Modifications, upgrades and repairs, including waterproofing, were required for a number of external and internal areas, sometimes due to concrete erosion or poor design. This included repairs to external walls and the generator room, as well as mezzanines. Another project requiring structural works included:
Discovery Lagoon Filtration System
The filtration system that services the discovery lagoon and level one exhibits, was removed from the ground floor and relocated to a new compliant mezzanine underneath the first floor, to facilitate the repair of the nib wall. The nib wall is the supporting structure of the 750,000 litre holding tank, and is part of the major works.
The relocation of filtration systems will ensure systems are more energy efficient as they do not have to pump water as far. An access platform has been built above the piping to enable staff access and ensure staff safety when servicing the discovery lagoon and ancillary exhibits. These exhibits will currently remain active during the works.
View above and below the platform for discovery lagoon services.

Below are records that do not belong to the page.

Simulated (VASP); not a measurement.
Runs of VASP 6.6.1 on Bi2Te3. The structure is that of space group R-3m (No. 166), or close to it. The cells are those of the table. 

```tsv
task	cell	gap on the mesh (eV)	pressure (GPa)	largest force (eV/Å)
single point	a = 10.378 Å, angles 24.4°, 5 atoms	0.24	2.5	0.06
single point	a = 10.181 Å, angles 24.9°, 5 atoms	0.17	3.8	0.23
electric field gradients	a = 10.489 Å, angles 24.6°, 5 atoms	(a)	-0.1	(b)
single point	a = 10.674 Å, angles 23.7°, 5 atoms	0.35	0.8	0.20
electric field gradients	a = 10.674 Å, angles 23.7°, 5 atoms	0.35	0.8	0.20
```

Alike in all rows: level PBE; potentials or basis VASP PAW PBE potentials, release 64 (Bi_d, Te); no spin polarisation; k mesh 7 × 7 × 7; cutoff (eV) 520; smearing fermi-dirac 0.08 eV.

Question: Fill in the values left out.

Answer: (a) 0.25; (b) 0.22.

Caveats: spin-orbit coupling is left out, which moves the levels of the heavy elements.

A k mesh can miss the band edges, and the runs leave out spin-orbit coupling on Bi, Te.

A number of mechanical services required replacing as they had come to the end of their life. Replacements included:
- Mechanical switchboard for creek-water pump, predator tank sand filter system and the wave machine.
- The wave machine included other upgrades to the air delivery system, motors and pneumatic equipment, and new blower motors.
Some hydraulic services were modified, replaced or repaired as part of the retrofit actions in other works, such as the main chilled water piping was upgraded and plumbing, plus pumps, were overhauled in the creek-water intake system.
Building Management System
Upgrades to the building management system are being planned. Critical modifications have been adjusted as part of the main switchboard and power management upgrades.
Reef HQ IT Server
A new IT server was installed and upgrades to NBN, fibre network connections, secure cabinets and uninterrupted power supplies were implemented to upgrade system securities and efficiencies.
Monitoring Water Quality
New equipment has been purchased for monitoring water quality and to determine a baseline. During works, in particular the relocation of boulders and the installation of cofferdams to replace acrylic windows in the coral reef exhibit, any changes or discrepancies in water quality can be identified quickly with solutions implemented to reduce and eliminate stressors to this tank.